While some students, due to how far away they live, may not realistically be able to take a bike to school every day, those of us who live closer may find it in our benefit to do so.
Student Body President Richard Portwood said, “We don’t have the capability of building more parking… [Alternative modes of transportation] are essential to our development.”
With overcrowded parking lots, and our inability to expand parking, biking is a good alternative. If more people were to bike, perhaps the greatest concern most would have would be finding a spot on the bike rack closest to your classes.
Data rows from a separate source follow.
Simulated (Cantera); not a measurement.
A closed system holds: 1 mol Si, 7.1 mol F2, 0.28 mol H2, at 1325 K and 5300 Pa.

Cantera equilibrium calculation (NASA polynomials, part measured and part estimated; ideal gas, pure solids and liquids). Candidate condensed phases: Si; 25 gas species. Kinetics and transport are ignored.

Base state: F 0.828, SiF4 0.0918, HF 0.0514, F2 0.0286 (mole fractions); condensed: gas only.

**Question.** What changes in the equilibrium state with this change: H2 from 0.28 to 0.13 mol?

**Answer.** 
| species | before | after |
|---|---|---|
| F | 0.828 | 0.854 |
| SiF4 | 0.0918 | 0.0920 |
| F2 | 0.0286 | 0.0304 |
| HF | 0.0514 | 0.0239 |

Think biking may be too time-consuming? How long do you spend each day driving to school and getting a parking spot? How much do you spend on the gas it takes to get you to school and a parking pass each year? Have you tried getting yourself around in something other than a car?
Let’s do some math. Setting a realistic parameter, let’s consider a person within a three mile radius who drives to school each day. Unleaded gasoline in Orem is currently, on average, $2.82 a gallon. A midsized vehicle may get (on a high) 26 mpg. If that were to be a constant price, each year (not including any summer semesters), that student spends $106.42 on gas only to get to school. Add in the additional cost of an annual parking pass for $80 and that takes $186.42 out of a pocket a year. Multiply that by four years of college (and that’s if the student finishes that quickly), it comes to $745.68 – or two semesters of student fees.
If a student chose to ride a bike that same distance, the only cost would be the bicycle and its occasional tire repairs and replacements. Wal-Mart currently prices adult bikes from $75, which could be paid for with less than a tenth of the price of driving to school.
Aside from parking and fiscal benefits, slowing down and getting a little exercise can be helpful. Riding a bike gives you a better chance to come across outdoor activities and facilities you may not know about when you’re confined to the hallways and parking lots. Altogether, biking saves you money, gives you an opportunity to become more engaged on campus, and is the best alternative to fighting for a parking spot.
Therefore, UVU should seek to put more bike paths on campus. Ideally, standard six-foot-wide bike lanes on each side of the road would be installed instead of the current three- to four-feet wide shoulders.
With the recent approval of UVU’s new master plan to expand the campus and its roads, and UTA’s plan to extend TRAX to Orem, perhaps the installation of bike paths could further improve the campus and its safety in bicycle travel and accessibility. Like the University of Utah and BYU, we should give students an option to become less reliant on automotive travel, making the commute more affordable.